Jester comes to town with a happiness project

Papa CJ, when he was called a different name and was a management consultant with a firm in  London, saw a stand-up act.

BENGALURU: Papa CJ, when he was called a different name and was a management consultant with a firm in  London, saw a stand-up act. “The performer was holding a drink in one hand and the microphone in the other, he was having the time of his life,” says the stand-up comedian with a management degree from Oxford University, of an experience in 2004. He adds with a dramatic flair, “Three months later, I did my first show. In the first 10 months, I did 250 shows and, in the first three years, 700.”


He was in Bengaluru, at The Humming Tree, on Tuesday as part of his Papa CJ Happiness Project. Proceeds from the shows across eight cities will be used for charitable causes in India. 


CJ, as he likes to be called in conversations, says that Papa was added for a catchier title for his London shows. “Comedy is a subset of happiness,” says CJ. “I want to spread more than laughs, I want to have a lasting impact on people’s lives. If I crack a joke, you enjoy it for a while. But what if I build a school, like with my happiness project?”


Not that he does not know the power of being able to get a laugh. “Every child knows this,” he says. “The jester could even make fun of the king.” He quotes another comedian: “Humour is like a rubber sword, it can make a point without drawing blood”.


But humour can prick without meaning to. “Yes,” he says. “The thing with stand-up comedians is that you forget you are off stage. Once I went to a friend’s house and joked about his floral shirt, clearly something he was forced to wear by his wife. I made a joke about that and he was offended. It was true, but he was hurt.” But he never means to offend and takes pains to ensure that no one in the audience feels picked on and insulted.


Therefore, he sticks to live shows and has few uploads online. “Offence has to do with intent. I am here to entertain and, with a live audience, I can communicate that easily. They get the context, they understand my persona and thus my intent,” he says. 


Humour is not the same across countries but he would not slap a label on any place, they are some defining traits though. “In the US, you have to be very snappy. One joke, then the next, then the next. But in the UK, they have the time for a three-minute story as long as there is a pay-off in the end,” he says. “In India, it is not what you say but where you say it. We are not just the largest democracy but also the largest ‘hyprocracy’.” CJ says that people are worried if other will be watching what they are laughing at. 


So, he takes the permission of the audience. “It is a psychological gamesmenship,” he says. For example, with corporate shows. “The sponsors brief you saying that we stand for this and this, and we need clean jokes. But the show starts and everyone has had two drinks, and no one wants a clean joke. So I introduce myself as a brand.

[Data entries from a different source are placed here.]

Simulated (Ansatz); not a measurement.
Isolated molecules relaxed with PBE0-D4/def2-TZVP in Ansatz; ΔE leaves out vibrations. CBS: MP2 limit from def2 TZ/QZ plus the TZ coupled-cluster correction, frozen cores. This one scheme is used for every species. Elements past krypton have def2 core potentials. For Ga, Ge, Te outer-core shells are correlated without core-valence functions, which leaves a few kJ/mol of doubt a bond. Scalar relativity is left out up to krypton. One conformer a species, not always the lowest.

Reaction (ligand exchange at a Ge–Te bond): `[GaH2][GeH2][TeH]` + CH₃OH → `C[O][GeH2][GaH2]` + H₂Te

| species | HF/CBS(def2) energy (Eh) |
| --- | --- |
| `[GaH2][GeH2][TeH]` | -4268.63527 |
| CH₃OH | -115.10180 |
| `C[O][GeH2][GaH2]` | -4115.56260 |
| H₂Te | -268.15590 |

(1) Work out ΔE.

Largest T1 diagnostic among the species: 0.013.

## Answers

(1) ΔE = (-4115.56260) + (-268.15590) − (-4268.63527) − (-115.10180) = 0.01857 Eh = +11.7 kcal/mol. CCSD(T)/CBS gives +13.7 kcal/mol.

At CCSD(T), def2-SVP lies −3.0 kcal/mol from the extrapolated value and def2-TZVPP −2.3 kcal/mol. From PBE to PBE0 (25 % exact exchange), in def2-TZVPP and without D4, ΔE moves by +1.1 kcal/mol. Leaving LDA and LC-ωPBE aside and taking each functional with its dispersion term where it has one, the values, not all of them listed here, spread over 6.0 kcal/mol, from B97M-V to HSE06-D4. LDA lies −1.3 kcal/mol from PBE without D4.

I say, I am on behalf of a brand and Papa CJ is a completely different brand. I ask them which one do you want the jokes from, do you want a naughtier show?” Most often the audience picks his brand of edgy jokes. 


There are times he is met with a sea of silence in the hall, not a titter in sight. “When I don’t get the laughs, I either crack a better joke or address the fact that the last one was a crappy joke, that lightens the mood,” he says. “Otherwise, I remind them that I am a professional comedian who has done thousands of shows and know my stuff... they have no choice, they are in the room and I hold the mike,” he laughs.v His Broadway show ‘Naked’ won rave reviews.